Who he? He Peter Mandelson. Perhaps the description of this ex Labour grandee is a little harsh, but I despair at the twaddle that the political class of both main political parties, both past and present, are spouting about the economy and about austerity in particular.
Mandelson has been imploring the Labour shadow cabinet to come clean about the Labour version of austerity, to be honest and ‘speak with a single voice’ about their version of this ludicrous and wholly unnecessary policy. Does he think we will love Labour more for dressing up austerity in a new suit of clothes? If he does then someone must have cut the connection to his ivory tower.
Labour politicians seem to be totally hung up about being seen to be ‘responsible’ about the economy. They are fixated about convincing us that they will maintain an iron discipline over spending and exercise financial probity. That this will grab our imagination and persuade us to vote for them. But if this means that Labour are intending to try and sell us a sexier version of Tory austerity then they are heading for a fall. Who are they trying to sell this half-baked policy to exactly, themselves or the Murdoch press? If it’s the electorate they’ve got it seriously wrong.
The electorate are not blind to the fact that Osborne deliberately trashed growth in 2010 in order to install his austerity Trojan horse. A policy disguised as a means to ‘deal with the deficit’ (which it has failed to do), but with a deeper, nastier purpose, to shrink the state, trash the welfare system and consolidate the corporate dictatorship that now rules Britain. If Labour honestly think the electorate are going to buy into more of this nonsense, they are mightily mistaken.

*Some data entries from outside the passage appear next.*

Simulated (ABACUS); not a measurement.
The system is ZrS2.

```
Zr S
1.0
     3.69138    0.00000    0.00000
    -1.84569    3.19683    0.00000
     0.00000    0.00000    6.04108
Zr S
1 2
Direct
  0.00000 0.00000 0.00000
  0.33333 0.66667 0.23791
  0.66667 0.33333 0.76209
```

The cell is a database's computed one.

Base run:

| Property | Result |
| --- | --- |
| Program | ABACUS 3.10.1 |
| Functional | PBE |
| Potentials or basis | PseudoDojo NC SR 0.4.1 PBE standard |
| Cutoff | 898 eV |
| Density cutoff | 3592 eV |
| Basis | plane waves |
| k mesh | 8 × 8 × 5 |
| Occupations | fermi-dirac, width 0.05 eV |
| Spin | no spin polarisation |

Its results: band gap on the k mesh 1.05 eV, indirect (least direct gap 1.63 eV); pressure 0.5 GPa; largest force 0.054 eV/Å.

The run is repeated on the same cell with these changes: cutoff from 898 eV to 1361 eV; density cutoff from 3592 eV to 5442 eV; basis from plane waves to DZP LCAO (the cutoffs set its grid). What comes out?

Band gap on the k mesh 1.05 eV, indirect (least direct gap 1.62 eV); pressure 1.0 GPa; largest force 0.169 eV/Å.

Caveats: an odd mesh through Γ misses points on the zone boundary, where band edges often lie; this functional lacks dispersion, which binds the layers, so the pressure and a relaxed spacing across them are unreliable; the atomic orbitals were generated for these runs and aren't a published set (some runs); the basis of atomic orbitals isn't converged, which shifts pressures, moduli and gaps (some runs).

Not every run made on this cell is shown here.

What the electorate want from Labour is an alternative to cruel austerity. They want new, fresh ideas, not re-hashed, dressed up Tory policies. How about addressing the £100 billion given away each year in tax reliefs? (£20 billion is given away in pension contribution tax relief for the already well off). How about insisting companies pay their taxes first and dispute them later…at least the delaying tactics would be reversed. And then there’s the annual £35 billion in uncollected taxes, why not recruit more tax inspectors to sort the problem rather than cutting the numbers at HMRC? And for a really innovative idea, what about a ‘solidarity tax’ similar to the one the Germans introduced to pay for reunification? It’s a specific tax for a specific problem. Our specific problem is the deficit and it would be paid for by those who can afford to pay not by those who cannot. (It is a tax levied on taxed income – between 5 and 7%. Since the Germans introduced it, it has raised over £130 billion)
Governments have to get out of the habit of penalising the poor for the errors of the few, of introducing taxes that cripple consumption. They need to address tax distortions caused by a ridiculously complicated and divisive tax system and institute reform.
Unless Labour do something new, come up with exciting, innovative ideas that capture our imagination, the electorate is going to speak with a single voice and give them a good kicking.